Sharon has turned Shinui from roaring lions to purring kittens, willing to sit with UTJ.
This may sound a little strange, but Shas, the party that is hardly being considered in the coalition negotiations, is actually the greatest influencing factor in coalition developments. There is an apparent run-around between Likud-Labor-Shinui-UTJ. Shas, however, more than any other factor, is the party that caused Lapid and his fellow Shinui members to get off their high horse, and realize they have to negotiate coalition terms with the ultra-Orthodox.
Until a few days ago, non-inclusion of the ultra-Orthodox was the main plank in Shinui’s platform, which jump-started Lapid’s late political career, and transformed the party from a never was the third largest party.
As is commonplace in the political world, Lapid and Poraz have had to come to terms with the fact that playing in the big league can endanger one’s political virginity. In their case, this means having to be in the same bedroom with UTJ, as much to ensure Shas remains out as to keep their posteriors glued to their comfortable ministerial seats.
The worst scenario for Shinui, something that could happen only in their worst nightmare, would be the inclusion of Shas in the coalition. This scenario could be the nail in their coffin. If Shas is in, then Shinui is out; there is no middle ground, given the hostility and hatred between the leaders and their respective rank and file. For years each has painted the other as evil incarnate, with Shinui portraying Shas as a threat to democracy and rule of law, and Shas seeing in Shinui a bunch of bigoted, Sephardim-hating godless atheists. The antipathy between Shinui and Shas is far more intense than that between Shinui and UTJ.
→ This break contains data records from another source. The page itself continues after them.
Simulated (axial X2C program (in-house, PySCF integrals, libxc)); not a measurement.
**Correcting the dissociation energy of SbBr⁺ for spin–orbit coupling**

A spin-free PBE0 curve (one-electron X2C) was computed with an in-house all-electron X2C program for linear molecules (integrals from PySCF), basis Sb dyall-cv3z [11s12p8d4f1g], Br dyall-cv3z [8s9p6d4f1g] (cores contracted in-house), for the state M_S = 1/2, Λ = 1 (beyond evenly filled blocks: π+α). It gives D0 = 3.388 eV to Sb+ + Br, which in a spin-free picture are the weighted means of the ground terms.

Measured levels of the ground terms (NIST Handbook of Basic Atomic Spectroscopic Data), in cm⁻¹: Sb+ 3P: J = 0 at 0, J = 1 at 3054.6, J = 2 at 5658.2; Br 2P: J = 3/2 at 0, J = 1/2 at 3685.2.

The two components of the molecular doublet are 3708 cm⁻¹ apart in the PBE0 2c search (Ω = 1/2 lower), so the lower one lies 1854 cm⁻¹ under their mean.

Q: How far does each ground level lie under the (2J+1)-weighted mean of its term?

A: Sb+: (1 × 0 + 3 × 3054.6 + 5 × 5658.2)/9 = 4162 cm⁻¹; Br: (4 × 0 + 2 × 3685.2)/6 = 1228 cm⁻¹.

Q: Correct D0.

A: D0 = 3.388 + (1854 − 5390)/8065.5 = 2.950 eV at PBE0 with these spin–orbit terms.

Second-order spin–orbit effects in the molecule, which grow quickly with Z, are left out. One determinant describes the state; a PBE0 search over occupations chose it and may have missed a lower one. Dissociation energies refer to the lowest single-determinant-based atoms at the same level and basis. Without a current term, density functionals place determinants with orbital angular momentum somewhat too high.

Lapid and his mates have decided that prevention is the best cure, better to risk getting fleas from a liaison with UTJ than an STD from Shas.
Sharon, however, is a political swindler. Having succeeded in getting Shinui to swallow a fly in the form of UTJ, it is at least even money that he will subsequently get them to eat the Shas crow.
Sharon is doing what he needs to do. He needs Labor in the government to proceed with the disengagement plan; and he needs the ultra-Orthodox, preferably Shas too, in the government to calm the Likud members down about the fact that Labor is in the government. If it were up to him, he would keep the ultra-orthodox in the wilderness until the cows come home. However, realizing that politics is the art of the possible, he knows this is not on for now.
Shinui did the smart thing, albeit belatedly when it ended its UTJ bashing. It would be even better if they acted the same way towards Shas. With a little bit less condescendence and hatred that they let flow during the elections, Shinui could have totally prevented being stuck on such an uncomfortably high and isolated perch. Hopefully, the experience will teach Lapid that in politics, one should never say never.
However, Shinui seems intent on repeating its mistakes. As it gets off one hobbyhorse it is mounting another, demanding that UTJ enter the government with a second-class ticket, not having any ministers and relinquishing the post of Chairman of the powerful Finance Committee. These demands are unrealistic, and Shunui will have to compromise again, losing more respect in the process.
The only people who might be able to save Shinui from itself are the last people that Shinui actually wants to be dependant on, the ultra-Orthodox rabbinical leaders, the Torah Sages. They could forbid UTJ from sitting in a coalition with Shinui, pulling its chestnuts out of the fire. In that case, Sharon will have to buck his central committee and party activists and form a secular coalition. Lapid, as a true European gentleman, would be obligated to send a large bunch of flowers to Rabbi Yosef Shalom Elyashiv as a sign of gratitude.
The writer was born in Tel Aviv, graduated from the Mercaz Harav Yeshiva and Tel Aviv University. An ex-member of Kibbutz Saad, he has held senior positions in Maariv since 1967. Won the Sokolov Journalist Prize in 1983.